In which ways do you stand out from the rest of the rappers out there?

"It's not up to me to say, but if I had to do so, I'd say I like to play with melody. So many rappers don't like to use their voice because they want to be the hardest. They don't want to lose their street credibility. I don't care about that. I won't even mind making variété (classic French songs, ed) if the beat is fire. If I want to rap, I rap. If I want to sing, I’ll sing. My mind is open, and I can go in all different directions."

I don't vibe with the music I made two years ago because I was trying to be someone I was not. I'll never make that mistake again.

Do you set goals for yourself?

"I don't make plans other than continuing to make new music. As long as you have a good team around you, great things will follow. When you hit a creative roadblock, it's the people around you that can put you back on track. That's why I'm so blessed with a producer like Krisy; his experience and general music knowledge never fails to inspire me. It's not like I arrive at the studio, record my raps and leave – we explore different options together, listen to other music. Human connection is crucial if you want to grow, so make sure you have good connections with the humans you work with."

What subjects do you like to rap about? Are your lyrics autobiographical?

“Yes, most of my raps are. Your goal should always be to have your lyrics resonate with your audience. When you stay true to your feelings, there will always be others who can relate to them. We all fall into certain roles, and I keep mine as close to the real me as possible. If you succeed in doing so, you can look back on it later and recognize the person you used to be. I don't vibe with the music I made two years ago because I was trying to be someone I was not. I'll never make that mistake again."

If you have a clear mind and a lot of dedication, people will eventually understand what you've been trying to say all along.

How has the fan feedback changed since you’ve taken your career to the next level?

“If you reach a larger audience, you realize that your words have a greater impact. That means you have to be careful with what you say! Some people can over-analyze your lyrics; that’s why it’s important to be genuine."

You only arrived in Brussels when you were 14 years old. What does your relation with the capital look like by now?

“I had to become the real Bruxellois that I am today. You might assume I’ve always lived here, but I didn’t. The city has adopted me and taught me to become a local because I never left once I arrived so many years ago. That said, I’ll never forget my roots."

How do you rate the current music scene here?
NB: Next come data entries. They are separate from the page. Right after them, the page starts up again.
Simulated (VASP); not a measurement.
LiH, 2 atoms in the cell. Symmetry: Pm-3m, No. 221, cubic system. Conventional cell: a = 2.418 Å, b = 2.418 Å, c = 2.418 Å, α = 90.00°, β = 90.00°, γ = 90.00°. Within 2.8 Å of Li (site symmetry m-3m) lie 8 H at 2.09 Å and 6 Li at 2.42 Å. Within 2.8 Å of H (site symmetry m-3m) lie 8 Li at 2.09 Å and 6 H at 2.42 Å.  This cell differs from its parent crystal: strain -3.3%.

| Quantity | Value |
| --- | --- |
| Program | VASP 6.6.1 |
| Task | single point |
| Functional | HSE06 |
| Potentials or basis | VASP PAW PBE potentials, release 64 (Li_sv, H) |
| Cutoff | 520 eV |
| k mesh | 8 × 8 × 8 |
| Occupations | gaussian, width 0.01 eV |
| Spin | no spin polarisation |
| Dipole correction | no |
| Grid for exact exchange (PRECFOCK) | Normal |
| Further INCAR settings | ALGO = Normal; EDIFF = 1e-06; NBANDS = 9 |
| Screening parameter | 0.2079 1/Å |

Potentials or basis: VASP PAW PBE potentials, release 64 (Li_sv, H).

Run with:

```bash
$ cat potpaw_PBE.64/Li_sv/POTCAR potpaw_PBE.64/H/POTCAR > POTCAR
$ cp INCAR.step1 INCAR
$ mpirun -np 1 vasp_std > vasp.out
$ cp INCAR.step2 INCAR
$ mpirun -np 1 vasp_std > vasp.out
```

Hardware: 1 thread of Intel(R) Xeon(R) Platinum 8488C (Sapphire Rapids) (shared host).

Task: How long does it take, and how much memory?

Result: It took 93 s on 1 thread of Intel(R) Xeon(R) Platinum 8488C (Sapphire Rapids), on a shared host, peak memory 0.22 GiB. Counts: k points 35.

“I’m lucky to enter the scene during a time of cooperation between everyone. There’s a healthy synergy running through the city now. Frenetik, Krisy, YG Pablo, etc. We all support each other, we all work together, and we all hang out together. Long gone are the days of rap battles between crews from different hoods. That doesn’t matter anymore nowadays. If you’re from another area and I like what you do, I’ll share it. L’union fait la force."

Are there any rules you live by?

"You have nothing to lose by trying. So many are scared to be judged by others: fans, family, friends, strangers, etc. Do you know how an African family reacts when you tell them you want to quit school to become a rapper (laughs)? My mother and I didn’t talk for months, but I was convinced that making music would take me somewhere. Of course, I had my doubts; of course, other people won’t understand you. But if you have a clear mind and a lot of dedication, they will eventually come by and understand what you've been trying to say all along. Even if you fail, at least you can never blame yourself for not trying."